Chicago Art Legends and Legacies
The Art Institute of Chicago not only celebrates the art pieces that line their walls and displays, but they also celebrate the artists who have created them. The museum has done so again by bestowing the Legends and Legacy Award on another great artist. This award is reserved for living African American artists who have achieved national acclaim with careers that have lasted over 50 years. As you can imagine, the list of winners is small due to the long span of time the artist must produce work to qualify. But here are two of the latest winners of this honor.
The most recent winner is an Abstract Expressionist by the name of Ed Clark. Known for using a push broom and vibrant colors, he has studied and created art all over the world. He was born and spent his early years in Louisiana, and then moved to Chicago. After fighting in World War II, he was able to attend the Art Institute on a G.I. Bill. He later traveled to Paris to finish his art education.
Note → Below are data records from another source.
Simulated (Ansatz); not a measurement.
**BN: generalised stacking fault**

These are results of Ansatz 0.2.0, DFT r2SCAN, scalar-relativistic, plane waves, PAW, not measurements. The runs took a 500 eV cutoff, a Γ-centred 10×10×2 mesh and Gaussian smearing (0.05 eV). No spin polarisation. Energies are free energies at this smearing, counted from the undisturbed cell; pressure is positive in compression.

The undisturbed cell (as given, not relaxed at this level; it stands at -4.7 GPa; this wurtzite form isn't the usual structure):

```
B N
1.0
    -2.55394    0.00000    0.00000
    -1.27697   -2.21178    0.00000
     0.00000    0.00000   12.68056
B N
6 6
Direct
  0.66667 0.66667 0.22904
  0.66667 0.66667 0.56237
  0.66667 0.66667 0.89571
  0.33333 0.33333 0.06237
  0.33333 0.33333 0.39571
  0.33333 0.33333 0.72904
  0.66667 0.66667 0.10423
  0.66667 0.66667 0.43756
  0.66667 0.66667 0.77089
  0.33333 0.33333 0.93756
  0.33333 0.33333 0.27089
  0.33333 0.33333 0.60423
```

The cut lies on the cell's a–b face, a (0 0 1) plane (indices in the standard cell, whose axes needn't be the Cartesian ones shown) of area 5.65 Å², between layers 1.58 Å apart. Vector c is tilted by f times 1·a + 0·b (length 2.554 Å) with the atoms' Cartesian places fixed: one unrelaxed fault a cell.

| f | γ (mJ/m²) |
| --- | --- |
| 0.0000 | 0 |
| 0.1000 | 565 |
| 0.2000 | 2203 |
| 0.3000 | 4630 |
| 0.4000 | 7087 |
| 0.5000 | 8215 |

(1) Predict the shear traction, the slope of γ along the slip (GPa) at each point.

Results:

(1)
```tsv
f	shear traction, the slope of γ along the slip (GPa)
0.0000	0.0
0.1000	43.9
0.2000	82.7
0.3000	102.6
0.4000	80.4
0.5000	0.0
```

His list of friends and colleagues reads like an art textbook – Mark Rothko, Willem de Kooning, Louis Rittman, and he mixed, mingled, and created art together with them. Although Clark’s name may not be as well-known as some of his friends’, he has still created some art innovations. Besides using a push broom to create paintings, he also began shaping canvases. And even though this great artist is in his 87th year, he is still creating to this day.
Margaret Taylor-Burroughs received the Legends and Legacy award in 2010, sadly the same year as her death. But her tenure as an artist and writer were nothing short of amazing. She too was born in Louisiana and moved to Chicago as a child. And we are lucky that she did, as she had a profound impact on the city. She and her husband co-founded the DuSable Museum of African American History, which is the oldest museum of black culture in the United States. As an artist, she won many awards for her 20th-century realism, but she is best known for bringing art to all of the residents of Chicago. She created the South Side Community Art Center, a unique gallery and teaching studio. Later, because of black artists being shut out of many local art fairs, she founded the Lake Meadows Art Fair. She is truly an inspiration to all local artists.